“When you’re working with young players I think it’s very important for a coach to always be constructive and encouraging” – Hongyan Pi

At 20, Babolat ambassador Hongyan Pi was told by her coaches that she was too small to play internationally. Not only did she prove them wrong, but in coaching some of France’s best juniors today, she encourages players to show that height isn’t everything.

Once an athlete, always an athlete – even if the only matches you can play are in your mind.

Hongyan Pi, who retired from international badminton in 2012, continued to compete at the club level in France until last year, when a recurring knee problem forced her to stop. But even as a respected coach, she says she still thinks like a player.

‘I wouldn’t say I’m a good spectator,’ Hongyan admits. ‘When I watch a badminton match today I’m always analysing. I want to work out a player’s strengths and weaknesses, analyse what their strategy is. When I watch a tennis match I can enjoy it as a spectator, but when I watch a badminton match I want to analyse it all the time.’

Hongyan’s analytical mind reflects what she was like as a player, because she always had to rely on her intelligence rather than her physical prowess. At 20 she was dropped from China’s national training squad because she was considered too small at just 1.64m (5ft 4in).

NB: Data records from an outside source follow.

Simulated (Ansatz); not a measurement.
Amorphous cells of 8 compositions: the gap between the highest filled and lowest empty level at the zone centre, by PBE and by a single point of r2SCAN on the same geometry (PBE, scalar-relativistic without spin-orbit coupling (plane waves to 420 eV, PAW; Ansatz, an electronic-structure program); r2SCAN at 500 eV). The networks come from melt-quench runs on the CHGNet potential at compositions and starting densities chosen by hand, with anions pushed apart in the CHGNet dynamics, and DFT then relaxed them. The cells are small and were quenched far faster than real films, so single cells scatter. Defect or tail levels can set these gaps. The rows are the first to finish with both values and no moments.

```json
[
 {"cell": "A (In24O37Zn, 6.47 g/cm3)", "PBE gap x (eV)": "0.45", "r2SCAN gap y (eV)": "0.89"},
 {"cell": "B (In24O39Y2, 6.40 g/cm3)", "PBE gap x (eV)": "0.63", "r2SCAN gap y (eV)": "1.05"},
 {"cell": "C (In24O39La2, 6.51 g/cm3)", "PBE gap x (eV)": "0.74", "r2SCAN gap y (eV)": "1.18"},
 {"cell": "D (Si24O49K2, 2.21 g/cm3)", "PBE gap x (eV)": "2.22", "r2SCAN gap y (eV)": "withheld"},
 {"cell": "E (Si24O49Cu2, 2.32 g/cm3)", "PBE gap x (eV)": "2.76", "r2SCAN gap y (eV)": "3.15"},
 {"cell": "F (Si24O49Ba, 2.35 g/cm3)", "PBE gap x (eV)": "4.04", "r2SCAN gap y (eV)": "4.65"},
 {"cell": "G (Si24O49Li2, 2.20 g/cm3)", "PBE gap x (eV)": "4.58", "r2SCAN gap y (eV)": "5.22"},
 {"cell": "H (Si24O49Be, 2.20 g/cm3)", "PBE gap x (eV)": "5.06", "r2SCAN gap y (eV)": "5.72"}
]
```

That led to her moving to Europe, initially to Denmark where she was playing when Babolat became her main sponsor in 2001. The partnership has remained strong ever since.  ‘I’ve grown along with the brand,’ Hongyan says. ‘I’ve witnessed the growth of the name of Babolat in the world of badminton.’

At the end of 2003, she moved to France, when she accepted an invitation to become a member of the French national team. Although her coach in China had not believed in her, she went on to reach No. 2 in the world rankings and win a number of titles, as well as medals at European and world championships.

Given her size, Hongyan always had to out-think her opponents and rely on her athleticism and defensive strengths. She is pleased that coaches now put less of an emphasis on strength and stature than they did when she was learning the game.

‘When you look at the best badminton players in the world today, you see all sorts who are successful, players with all sorts of different games,’ she says. ‘You have girls who stand only 1.54m who have become world champions.’

 

‘Today there are some players who are very good technically, others who are very powerful, others who are great tacticians and others who cover the court really well. It makes it very hard to know who is going to win matches. When an attacking player meets a defensive player, for example, you don’t know who is going to win. What pleases me is that there is a variety of different game styles, which I think makes it more interesting for spectators.’

Hongyan, who is now 41, says that being told at 20 that she did not have a future at the highest level had a very damaging effect on her morale for many months afterwards. ‘I thought my career was over,’ she recalls. ‘I was very dispirited and I thought about giving up badminton. For a year I could hardly win a match. I didn’t have any motivation.’

That personal experience has led Hongyan to ensure she always remains positive when she helps coach the French junior team.  ‘When you’re working with young players I think it’s very important for a coach to always be constructive and encouraging, because otherwise you can destroy their morale,’ she says.

‘I try to be positive with all of them, even if I think that some girls have more potential than others. You try to motivate them all because they’re still young and you just don’t know what will happen to them in years to come. You need to try to help them all to be the best they can be.’

Does Hongyan herself miss playing? ‘Yes, a little bit. Sometimes I dream of training again, of competing again. I still enjoy the feeling of picking up a racquet. But I know that for the sake of my body it was the right decision to stop.’